Montana Innocence Project observes Wrongful Conviction Day with client Joseph Jefferson-Dust

Since 1989, more than 3,000 people have been exonerated in the United States after having a wrongful conviction overturned. Collectively, these individuals spent more than 27,200 years wrongfully imprisoned, and their families and communities spent that time missing an integral piece of the fabric of their lives as well.

Today is the Ninth Annual International Wrongful Conviction Day—a day to raise awareness about the causes and remedies of wrongful conviction and to recognize the tremendous personal, social, and emotional costs of wrongful conviction for directly impacted people and their families.

The Montana Innocence Project observed Wrongful Conviction Day last Friday with three events in recognition of this year’s theme: Collective Impact.

Supporters gathered at the Missoula County Courthouse for an Indigenous Justice Rally. Senator Shane Morigeau opened the event by discussing how suppression policies have ongoing impacts on Indigenous communities. He shared that 23% of people incarcerated in Montana prisons are Indigenous despite making up less than 7% of the state’s population. He described how ongoing efforts to unjustly incarcerate Indigenous Peoples have a “crippling effect” on communities.

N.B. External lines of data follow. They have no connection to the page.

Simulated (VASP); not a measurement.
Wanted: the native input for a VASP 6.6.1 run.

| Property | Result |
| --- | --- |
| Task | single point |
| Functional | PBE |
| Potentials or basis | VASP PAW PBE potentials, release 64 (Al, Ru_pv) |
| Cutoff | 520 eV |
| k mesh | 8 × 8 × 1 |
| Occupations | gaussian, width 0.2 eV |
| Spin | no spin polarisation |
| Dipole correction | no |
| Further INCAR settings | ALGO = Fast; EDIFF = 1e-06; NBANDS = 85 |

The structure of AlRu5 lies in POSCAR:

MTIP Executive Director Amy Sings In The Timber spoke next and described the wrongful conviction case of MTIP client Joseph Jefferson-Dust. Joe was wrongfully convicted six years ago after a young girl falsely accused him of inappropriately touching her. There was no evidence to corroborate the allegation. Amy discussed how the plea deal offered to Joe speaks volumes to the weakness of the State’s case; the original charge of sexual assault on a minor carried a 100-year sentence but they pleaded down to criminal endangerment and 10 years of probation, all suspended. Amy discussed how this plea agreement would have never been made had the State truly believed Joe was guilty.

Joe’s probation was revoked numerous times for minor technical violations. Amy discussed the revocations in the context of a recent study from the Council of State Governments Justice Center that found American Indian people on probation are 1.44 times more likely to have supervision revoked than White people in Montana.

The accuser in Joe’s case has entirely recanted on multiple occasions. Joe was released from jail on August 30 following his probation revocation being dismissed, and we are awaiting a final order about his underlying conviction.

Joe, his mom Lydina Big Man, and his grandmother Edwina Beaumont spoke next. Joe courageously talked about his wrongful conviction experience. Although he had pages of notes prepared, when the moment came, he spoke entirely from the heart. Joe discussed how he had never encountered the criminal legal system prior to being falsely accused and did not know how to navigate it, leading to him accepting the plea deal at the direction of his court appointed attorney. He also talked about the immense frustration with his technical probation violations. In particular, he focused on the time he was revoked for attending Crow Fair, an annual cultural celebration of the Apsáalooke people. Although he went through the proper channels to request permission, his Probation Officer never responded to him. Joe felt as if he had no choice but to go as he was receiving the right to smudge from his clan leader. The audience was visibly gripped as he shared the cultural significance of this right of passage and the unimaginable position he was put in of risking jail to attend—all because he was convicted of a crime that did not occur.

Lydina and Edwina provided context for Joe’s upbringing and his character. They both shared how is the oldest son and always one to do the right thing. They refer to him as their “gentle giant.” Lydina and Edwina’s speeches shared funny stories about Joe growing up mixed with discussion about how the criminal legal system refuses to understand Indigenous cultures and instead removes innocent people from their communities with no consideration of the impacts.

These messages felt especially important as Friday, September 30th was also National Day for Truth and Reconciliation, which recognizes the painful legacy and lasting impact that Indian Boarding Schools and national policies of forced assimilation have on tribal peoples and their communities.

Following the rally, supporters gathered at Imagine Nation Brewing for Criminal Justice Trivia. Rounds included questions about wrongful conviction statistics, criminal legal reform, and Indigenous Justice in Montana.

We ended the evening with a circle discussion of MTIP’s current cases. MTIP Legal Director Caiti Carpenter provided an overview of each case as attendees looked at framed client portraits photographed this summer by our journalism intern Sarah Mosquera. As one attendee said, the images showed the humanity behind each story. Joe and his family attended and answered questions about life since Joe’s release three weeks ago, the impact of the last six years on their lives, and their cautious optimism going forward as they await the final order in Joe’s case.

A huge thank you to those who attended on Friday to recognize Wrongful Conviction Day and have important discussions about the collective impact of injustice in Indigenous communities. And an even bigger thank you to Joe and his family for sharing about an unjust experience that is still impacting their lives daily. An attendee in the circle discussion praised Joe and his family for being so open in the face of incredibly difficult circumstances; we echo that sentiment.